‘Othello’ and ‘Measure for Measure.’

Under the incentive of such exalted patronage, Shakespeare’s activity redoubled, but his work shows none of the conventional marks of literature that is produced in the blaze of Court favour. The first six years of the new reign saw him absorbed in the highest themes of tragedy, and an unparalleled intensity and energy, which bore few traces of the trammels of a Court, thenceforth illumined every scene that he contrived. To 1604 the composition of two plays can be confidently assigned, one of which—‘Othello’—ranks with Shakespeare’s greatest achievements; while the other—‘Measure for Measure’—although as a whole far inferior to ‘Othello,’ contains one of the finest scenes (between Angelo and Isabella, II. ii. 43 sq.) and one of the greatest speeches (Claudio on the fear of death, III. i. 116-30) in the range of Shakespearean drama. ‘Othello’ was doubtless the first new piece by Shakespeare that was acted before James. It was produced at Whitehall on November 1. ‘Measure for Measure’ followed on December 26. [235] Neither was printed in Shakespeare’s

lifetime. The plots of both ultimately come from the same Italian collection of novels—Giraldi Cinthio’s ‘Hecatommithi,’ which was first published in 1565.

Cinthio’s painful story of ‘Othello’ (decad. iii. nov. 3) is not known to have been translated into English before Shakespeare dramatised it. He followed its main drift with fidelity, but he introduced the new characters of Roderigo and Emilia, and he invested the catastrophe with new and fearful intensity by making Iago’s cruel treachery known to Othello at the last, after Iago’s perfidy has impelled the noble-hearted Moor in his groundless jealousy to murder his gentle and innocent wife Desdemona. Iago became in Shakespeare’s hands the subtlest of all studies of intellectual villainy and hypocrisy. The whole tragedy displays to magnificent advantage the dramatist’s fully matured powers. An unfaltering

equilibrium is maintained in the treatment of plot and characters alike.

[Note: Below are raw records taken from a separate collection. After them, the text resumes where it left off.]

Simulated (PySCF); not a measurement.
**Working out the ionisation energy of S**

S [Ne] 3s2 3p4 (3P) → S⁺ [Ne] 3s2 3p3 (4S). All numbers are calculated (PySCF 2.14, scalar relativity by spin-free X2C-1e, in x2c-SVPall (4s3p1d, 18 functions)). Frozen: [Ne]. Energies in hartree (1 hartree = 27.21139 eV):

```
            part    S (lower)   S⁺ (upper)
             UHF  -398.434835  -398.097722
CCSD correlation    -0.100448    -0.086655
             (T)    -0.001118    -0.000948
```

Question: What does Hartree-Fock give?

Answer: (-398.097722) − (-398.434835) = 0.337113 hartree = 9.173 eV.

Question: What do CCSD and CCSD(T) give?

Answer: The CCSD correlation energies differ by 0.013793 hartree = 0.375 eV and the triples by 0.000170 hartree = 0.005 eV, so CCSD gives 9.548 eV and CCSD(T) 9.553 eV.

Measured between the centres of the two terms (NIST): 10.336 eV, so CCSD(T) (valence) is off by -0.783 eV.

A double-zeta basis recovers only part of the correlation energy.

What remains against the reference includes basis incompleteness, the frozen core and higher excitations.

Cinthio made the perilous story of ‘Measure for Measure’ the subject not only of a romance, but of a tragedy called ‘Epitia.’ Before Shakespeare wrote his play, Cinthio’s romance had been twice rendered into English by George Whetstone. Whetstone had not only given a somewhat altered version of the Italian romance in his unwieldy play of ‘Promos and Cassandra’ (in two parts of five acts each, 1578), but he had also freely translated it in his collection of prose tales, ‘Heptameron of Civil Discources’ (1582). Yet there is every likelihood that Shakespeare also knew Cinthio’s play, which, unlike his romance, was untranslated; the leading character, who is by Shakespeare christened Angelo, was known by another name to Cinthio in his story, but Cinthio in his play (and not in his novel) gives the character a sister named Angela, which doubtless suggested Shakespeare’s designation. [237] In the hands of Shakespeare’s predecessors the tale is a sordid record of lust and cruelty. But Shakespeare prudently showed scant respect for their handling of the narrative. By diverting the course of the plot at a critical point he not merely proved his artistic ingenuity, but gave dramatic dignity and moral elevation to a degraded and repellent theme. In the old versions Isabella yields her virtue as the price of her brother’s life. The central fact of Shakespeare’s play is Isabella’s inflexible and unconditional chastity. Other of Shakespeare’s

alterations, like the Duke’s abrupt proposal to marry Isabella, seem hastily conceived. But his creation of the pathetic character of Mariana ‘of the moated grange’—the legally affianced bride of Angelo, Isabella’s would-be seducer—skilfully excludes the possibility of a settlement (as in the old stories) between Isabella and Angelo on terms of marriage. Shakespeare’s argument is throughout philosophically subtle. The poetic eloquence in which Isabella and the Duke pay homage to the virtue of chastity, and the many expositions of the corruption with which unchecked sexual passion threatens society, alternate with coarsely comic interludes which suggest the vanity of seeking to efface natural instincts by the coercion of law. There is little in the play that seems designed to recommend it to the Court before which it was first performed. But the two emphatic references to a ruler’s dislike of mobs, despite his love of his people, were perhaps penned in deferential allusion to James I, whose horror of crowds was notorious. In act i. sc. i. 67-72 the Duke remarks:

I love the people,
But do not like to stage me to their eyes.
Though it do well, I do not relish well
Their loud applause and aves vehement.
Nor do I think the man of safe discretion
That does affect it.

Of like tenor is the succeeding speech of Angelo (act ii. sc. iv. 27-30):

The general [i.e. the public], subject to a well-wish’d king, . . .
Crowd to his presence, where their untaught love
Must needs appear offence.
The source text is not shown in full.